It has always happened on a large scale across the board. Oil companies bought all the solar tech and buried it in the 40's. GM bought and scrapped the entire public transit system in LA in the 40's, also. There ought to be laws against destroying the public good for private short-term profit, but the legislators are owned by the corporations.

Mar 01, 2018
Those secret inventions bought up, suppressed and secreted away in an Illuminati warehouse? Realistically display the craven nature of capitalists. And actually (accidentally, I'm sure) benefiting all of us.

It;s what I call the Espionage Quandary. Soviet spies stole truckloads of American technology and it resulted in bupkis for the Russian economy.

The stolen (i.e. purchased but no one wants to open that can of worms) info, had to go through extensive bureaucratic filters. Before being used. And denied if it would compete with mature industries.

Realize how handicapped we would be today with obsolete technology. Think of Coal Power, that survives only from all the taxpayer subsidies they receive,

All the propaganda the Carbon Lobby pumps out to prevent competition from new technology.

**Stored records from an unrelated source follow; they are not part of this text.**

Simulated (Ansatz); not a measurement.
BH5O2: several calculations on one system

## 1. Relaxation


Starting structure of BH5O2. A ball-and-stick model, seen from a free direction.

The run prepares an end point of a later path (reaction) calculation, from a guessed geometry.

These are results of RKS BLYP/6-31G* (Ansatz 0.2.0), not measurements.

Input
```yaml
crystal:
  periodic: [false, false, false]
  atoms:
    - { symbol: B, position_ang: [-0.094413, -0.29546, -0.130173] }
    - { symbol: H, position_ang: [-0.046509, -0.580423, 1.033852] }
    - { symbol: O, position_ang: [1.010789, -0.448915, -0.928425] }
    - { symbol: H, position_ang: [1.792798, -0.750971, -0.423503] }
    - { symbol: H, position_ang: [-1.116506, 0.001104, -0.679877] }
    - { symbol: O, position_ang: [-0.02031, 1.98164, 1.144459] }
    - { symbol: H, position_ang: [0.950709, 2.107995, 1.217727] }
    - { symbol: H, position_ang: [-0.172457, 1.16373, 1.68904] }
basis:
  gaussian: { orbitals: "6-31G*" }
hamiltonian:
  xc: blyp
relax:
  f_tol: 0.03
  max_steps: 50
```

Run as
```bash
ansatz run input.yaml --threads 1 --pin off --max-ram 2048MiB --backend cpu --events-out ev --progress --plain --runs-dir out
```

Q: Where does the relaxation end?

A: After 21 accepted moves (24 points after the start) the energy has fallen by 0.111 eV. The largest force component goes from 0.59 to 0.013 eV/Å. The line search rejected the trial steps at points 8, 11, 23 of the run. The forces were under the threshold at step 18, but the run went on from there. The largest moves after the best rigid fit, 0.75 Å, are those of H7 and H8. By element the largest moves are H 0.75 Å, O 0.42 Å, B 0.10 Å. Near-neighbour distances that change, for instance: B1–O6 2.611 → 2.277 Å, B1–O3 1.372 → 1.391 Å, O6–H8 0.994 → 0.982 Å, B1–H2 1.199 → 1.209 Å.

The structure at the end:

Guesstimates and speculative prototypes are not final retailed products. With today's new materials & processes, finally those devices are ready for market.

Mar 02, 2018
@rwillisj, but in the case of the public transit system in LA, we had a fully mature, working system, that it now costs tens of billions of dollars to reinstall. And that is only necessary because the replacement (personal automobiles) is such a disastrously inadequate solution that leads to nothing but delays and high costs and death from pollution and accidents. There was no benefit to anyone but the automobile and oil companies. And I suppose the road construction companies.